Samuel Ashley Brown, college professor, writer, and scholar, died from natural causes on June 24, 2011, at Still Hopes Episcopal Retirement Community, Columbia, SC. Born in Louisville, Kentucky on December 19, 1923, to the late Samuel Ashley and Martha Mabel Brown, he was preceded in death by his brother, Robert Holburn Brown, and niece, Carol Brown Wildt.
He received his BA at the University of Louisville in 1945 and his MA at Vanderbilt University in 1946, where he later received his PhD in 1958. In between his graduate degrees he did graduate studies in historiography at Yale University, 1950-51, and taught as an Instructor in English at Washington and Lee, 1946-53, and the University of California, Santa Barbara, 1956-59. From 1959 he taught at the University of South Carolina, Columbia SC, where he was a Full Professor of English and Comparative Literature from 1972 until his retirement in 1996. He was also a two-time Fulbright Lecturer in American Literature at the Federal University of Rio de Janeiro in 1964-65 and 1971-72.
Known to everyone as Ashley, he lectured widely in Brazil, England, and the U.S. on such modern writers as Mario de Andrade, Elizabeth Bishop, T. S. Eliot, William Faulkner, Robert Frost, Caroline Gordon, Ernest Hemingway, Vinicius de Moraes, Flannery O’Connor, Walker Percy, John Crowe Ransom, Wallace Stevens, Allen Tate, and Peter Taylor. He also published extensively on many of these authors and others in leading literary journals, including Shenandoah: The Washington and Lee University Review, which he helped to found in 1950 while teaching at the college, The Southern Humanities Review, The Southern Review, and The Virginia Quarterly Review, among others. He personally knew many of these same writers, especially Elizabeth Bishop and Flannery O’Connor, and carried on extensive correspondence with them.

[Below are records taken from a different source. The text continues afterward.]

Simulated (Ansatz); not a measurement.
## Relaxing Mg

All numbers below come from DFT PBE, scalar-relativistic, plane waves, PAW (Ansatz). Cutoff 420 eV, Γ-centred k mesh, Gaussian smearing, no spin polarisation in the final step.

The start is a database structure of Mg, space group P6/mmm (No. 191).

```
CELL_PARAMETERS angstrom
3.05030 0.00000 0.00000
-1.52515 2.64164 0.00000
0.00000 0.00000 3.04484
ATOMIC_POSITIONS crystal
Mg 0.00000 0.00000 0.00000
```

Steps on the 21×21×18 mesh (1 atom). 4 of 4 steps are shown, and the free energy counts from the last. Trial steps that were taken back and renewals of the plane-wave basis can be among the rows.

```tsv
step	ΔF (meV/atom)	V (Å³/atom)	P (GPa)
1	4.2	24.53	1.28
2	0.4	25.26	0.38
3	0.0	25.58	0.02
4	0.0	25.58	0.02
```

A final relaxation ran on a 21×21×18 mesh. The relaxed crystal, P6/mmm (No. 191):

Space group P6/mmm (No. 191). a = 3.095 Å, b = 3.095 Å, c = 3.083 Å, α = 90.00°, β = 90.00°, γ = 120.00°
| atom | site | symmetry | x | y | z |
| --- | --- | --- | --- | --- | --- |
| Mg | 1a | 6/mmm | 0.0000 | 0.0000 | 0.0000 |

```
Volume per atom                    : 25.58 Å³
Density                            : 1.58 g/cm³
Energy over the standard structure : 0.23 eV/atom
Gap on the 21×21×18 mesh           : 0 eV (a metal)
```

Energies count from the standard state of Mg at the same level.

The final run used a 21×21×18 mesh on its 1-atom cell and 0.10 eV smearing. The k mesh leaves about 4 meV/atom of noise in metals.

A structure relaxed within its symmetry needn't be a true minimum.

He is survived by his brother Franklin R. Brown and sister-in-law Carolyn Brown, one niece and two nephews, and several great nieces and one great nephew. Also by his adopted son Celso Lemos de Oliveira, his wife Bernadette, and their children Laura and Marco.
As his longtime friend (since 1952) and then colleague John L. Kimmey commented recently after reading what he deservedly called Ashley’s “remarkable resumé”: “He always prided himself in being not a specialist but a generalist, sort of like his hero Montaigne.” He and Ashley collaborated on seven anthologies, and perhaps John’s last comments on Ashley are the ones that Ashley himself might want to be remembered by: “So much more to say about him. One of my favorites is his telling me once what he liked for lunch, a peanut butter sandwich and a Bloody Mary. An original.”
He will be buried in Louisville, Kentucky in the family plot.
Plans for a memorial will be announced at a later date.